You are viewing a plain text version of this content. The canonical link for it is here.
Posted to issues@commons.apache.org by "Nate Paymer (JIRA)" <ji...@apache.org> on 2011/03/12 05:53:59 UTC

[jira] Created: (MATH-546) Truncation issue in KMeansPlusPlusClusterer

Truncation issue in KMeansPlusPlusClusterer
-------------------------------------------

                 Key: MATH-546
                 URL: https://issues.apache.org/jira/browse/MATH-546
             Project: Commons Math
          Issue Type: Bug
    Affects Versions: 3.0
            Reporter: Nate Paymer
            Priority: Minor


The for loop inside KMeansPlusPlusClusterer.chooseInitialClusters defines a variable
  int sum = 0;
This variable should have type double, rather than int.  Using an int causes the method to truncate the distances between points to (square roots of) integers.  It's especially bad when the distances between points are typically less than 1.

As an aside, in version 2.2, this bug manifested itself by making the clusterer return empty clusters.  I wonder if the EmptyClusterStrategy would still be necessary if this bug were fixed.

--
This message is automatically generated by JIRA.
For more information on JIRA, see: http://www.atlassian.com/software/jira

[jira] Commented: (MATH-546) Truncation issue in KMeansPlusPlusClusterer

Posted by "Luc Maisonobe (JIRA)" <ji...@apache.org>.
    [ https://issues.apache.org/jira/browse/MATH-546?page=com.atlassian.jira.plugin.system.issuetabpanels:comment-tabpanel&focusedCommentId=13006894#comment-13006894 ] 

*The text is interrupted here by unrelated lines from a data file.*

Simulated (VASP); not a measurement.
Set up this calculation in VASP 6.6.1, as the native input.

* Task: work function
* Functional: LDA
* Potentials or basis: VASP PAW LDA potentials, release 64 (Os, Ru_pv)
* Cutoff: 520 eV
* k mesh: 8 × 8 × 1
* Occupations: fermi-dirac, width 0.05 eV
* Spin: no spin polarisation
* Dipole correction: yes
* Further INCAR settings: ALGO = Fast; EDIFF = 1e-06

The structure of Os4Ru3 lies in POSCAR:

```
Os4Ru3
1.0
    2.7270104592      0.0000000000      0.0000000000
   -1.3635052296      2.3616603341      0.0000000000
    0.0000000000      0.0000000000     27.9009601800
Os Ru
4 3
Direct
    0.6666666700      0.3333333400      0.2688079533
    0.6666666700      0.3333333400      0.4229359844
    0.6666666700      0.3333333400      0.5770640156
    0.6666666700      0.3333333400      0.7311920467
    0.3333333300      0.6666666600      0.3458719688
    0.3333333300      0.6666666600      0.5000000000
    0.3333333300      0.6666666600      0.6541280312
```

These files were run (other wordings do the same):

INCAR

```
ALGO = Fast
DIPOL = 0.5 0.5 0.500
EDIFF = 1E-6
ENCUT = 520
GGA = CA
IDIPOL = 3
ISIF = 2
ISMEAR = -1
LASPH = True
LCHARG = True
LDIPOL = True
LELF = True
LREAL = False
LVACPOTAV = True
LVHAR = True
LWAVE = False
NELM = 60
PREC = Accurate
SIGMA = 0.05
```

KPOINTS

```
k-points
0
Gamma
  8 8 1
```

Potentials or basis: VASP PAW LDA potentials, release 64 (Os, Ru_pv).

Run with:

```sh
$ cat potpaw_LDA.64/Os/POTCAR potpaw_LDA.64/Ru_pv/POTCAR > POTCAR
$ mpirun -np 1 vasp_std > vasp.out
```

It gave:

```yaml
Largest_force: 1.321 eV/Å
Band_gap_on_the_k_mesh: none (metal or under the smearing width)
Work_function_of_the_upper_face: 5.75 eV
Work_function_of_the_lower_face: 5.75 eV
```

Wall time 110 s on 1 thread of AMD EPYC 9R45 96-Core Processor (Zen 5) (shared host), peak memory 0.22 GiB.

Luc Maisonobe commented on MATH-546:
------------------------------------

The empty cluster strategy is needed regardless of this bug. It may appear with different conditions and is a feature commonly found in clustering implementations.
This issue can be marked as resolved if the patch has been applied and works.

Thanks to Nate for reporting and fixing the issue, thanks to Gilles for reviewing and applying the patch.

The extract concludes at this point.